Here is the Brennan Center’s round up of last week’s Fair Courts news, where we recap stories and editorials related to the independence of judges and the courts, including material attacking, defending, and concerning the judiciary. It is a summary of the Brennan Center’s Fair Courts E-lert, which goes out weekly and is available on our website.
- On Friday, the Florida House voted along party lines to overhaul the state Supreme Court after Republican House Speaker Dean Cannon scaled back certain reform proposals that had met resistance, including one proposal that would have increased from 50 to 60 percent the approval vote required for a judge to be retained. The proposal advanced by the House would expand the court from seven to 10 justices and split it into two divisions — one civil and one criminal — but would not do away with Judicial Nominating Commissions. The GOP-led effort has sparked heated debate, both in the public arena as well as in the Senate, which has not voted on a companion bill. An editorial in USA Today deplores the proposal as a partisan court-packing attempt to control the judiciary, and a press release issued by the nonprofit court advocacy group Floridians for Fair and Impartial Courts urged the legislature “to retreat from an ill-advised attempt to seize control of Florida’s third branch of government.” Stephen N. Zack, president of the American Bar Association, struck a similarly cautionary note, stating that the proposal will not only “pack the state’s highest court with handpicked political friends,” of the governor, but will also raise court costs in the face of a widespread court budget crisis.
State Judicial Selection
- Justice David Prosser declared victory in Wisconsin’s contentious Supreme Court election after a canvass of county vote tallies gave him a 7,316 vote lead. The vote margin, however, is within the 0.5 percent limit that will allow his challenger, JoAnne Kloppenburg, to request a statewide recount at taxpayers’ expense. Kloppenburg has not yet decided whether she will request a recount. With the final outcome of the race still uncertain, the implications of the election continue to be debated in editorials across the country. According to the Milwaukee Journal Sentinel editorial board, the 2011 election illustrates that because “politics has overwhelmed the process of choosing . . . justices,” the state should switch to an appointment system. Former Wisconsin Supreme Court Justice Janine Geske said the costly and negative 2011 election is proof that it’s time to change how Wisconsin justices are chosen. According to Geske, “candidates themselves have been drowned out by the independent ads and unfair and misleading ads.” A New York Times editorial agrees that special interest spending in the spring judicial election was out of control, and also says that “[a] merit panel should pick the state’s justices.” Finally, a special edition of Gavel to Gavel notes debates about the costs and benefits of judicial merit selection in numerous other states, and documents numerous proposals currently pending in state legislatures across the country to institute, alter, or abolish merit selection.

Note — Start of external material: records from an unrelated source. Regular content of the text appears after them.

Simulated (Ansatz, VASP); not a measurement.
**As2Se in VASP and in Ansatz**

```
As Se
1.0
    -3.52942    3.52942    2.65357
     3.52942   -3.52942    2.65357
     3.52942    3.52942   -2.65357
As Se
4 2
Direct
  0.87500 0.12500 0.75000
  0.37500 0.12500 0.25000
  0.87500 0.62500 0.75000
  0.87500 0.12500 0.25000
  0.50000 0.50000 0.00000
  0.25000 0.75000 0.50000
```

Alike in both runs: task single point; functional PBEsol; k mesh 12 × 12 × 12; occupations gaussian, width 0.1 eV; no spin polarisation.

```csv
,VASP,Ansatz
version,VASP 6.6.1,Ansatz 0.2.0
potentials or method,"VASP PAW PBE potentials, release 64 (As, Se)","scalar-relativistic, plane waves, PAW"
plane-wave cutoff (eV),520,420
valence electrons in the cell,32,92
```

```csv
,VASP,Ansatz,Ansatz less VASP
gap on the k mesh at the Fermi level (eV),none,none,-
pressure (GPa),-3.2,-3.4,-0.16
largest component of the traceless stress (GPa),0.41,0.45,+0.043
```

- In an op-ed in Monday’s New York Times, Erwin Chemerinsky, Dean of the law school at the University of California, Irvine, and Hofstra law professor James Sample respond to calls to replace judicial elections with appointment systems by arguing that “judicial elections are here to stay. Given this reality, we should focus on balancing important First Amendment rights to financially support campaigns with due process concerns about fair trials.” The authors suggest that “[s]tates with elected judges should restrict how much can be contributed to a candidate for judicial office or even spent to get someone elected,” and note that while the U.S. Supreme Court has rejected spending caps in the context of legislative and executive elections, the Court should hold that “the compelling interest in ensuring impartial judges is sufficient to permit restrictions on campaign spending that would be unconstitutional for nonjudicial elections.”
- Newly appointed Iowa Supreme Court Justice Tom Waterman defended the state’s judicial merit selection system during a panel discussion about judicial independence at St. Ambrose University. Justice Waterman compared Iowa’s merit system with Illinois’s judicial elections, noting that “[a]cross the river, millions of dollars are poured into races and lawyers and judges are making promises.” Meanwhile, the Iowa Senate rejected Governor Terry Branstad’s appointment of William Gustoff to the State Judicial Nominating Commission. Gustoff previously represented clients in a suit attacking the panel’s constitutionality, but has since withdrawn as counsel.
- A Livingston Daily editorial urges the Michigan legislature to put a judicial selection reform plan presented by retired state Supreme Court Justice Elizabeth Weaver “on the front burner.” While the editorial does not unequivocally endorse Weaver’s reform proposals, it notes that Michigan’s highly partisan Supreme Court elections have become high-cost, highly contentious races that are undermining the judiciary.
- The trial of a man accused of murdering his wife will be delayed because of budget cuts and courthouse layoffs throughout Alabama. After announcing 120 courthouse personnel layoffs effective May 1, Alabama Chief Justice Sue Bell Cob is also in the process of authorizing presiding circuit judges to shutter court offices for one day each week if needed. The personnel cuts mean that Jefferson County Courthouse does not have enough bailiffs and court officers to keep it secure for the aforementioned murder case. As courtrooms across the nation struggle to adjust to funding shortfalls, the Kansas Supreme Court Chief Justice Lawton Nuss expressed a mixture of frustration at the challenges facing the Kansas judiciary, and pride at the courts’ resilience. According to Nuss, “[t]his is a very difficult time for the judicial branch, but it’s been most gratifying to see how judges and employees have pulled together.”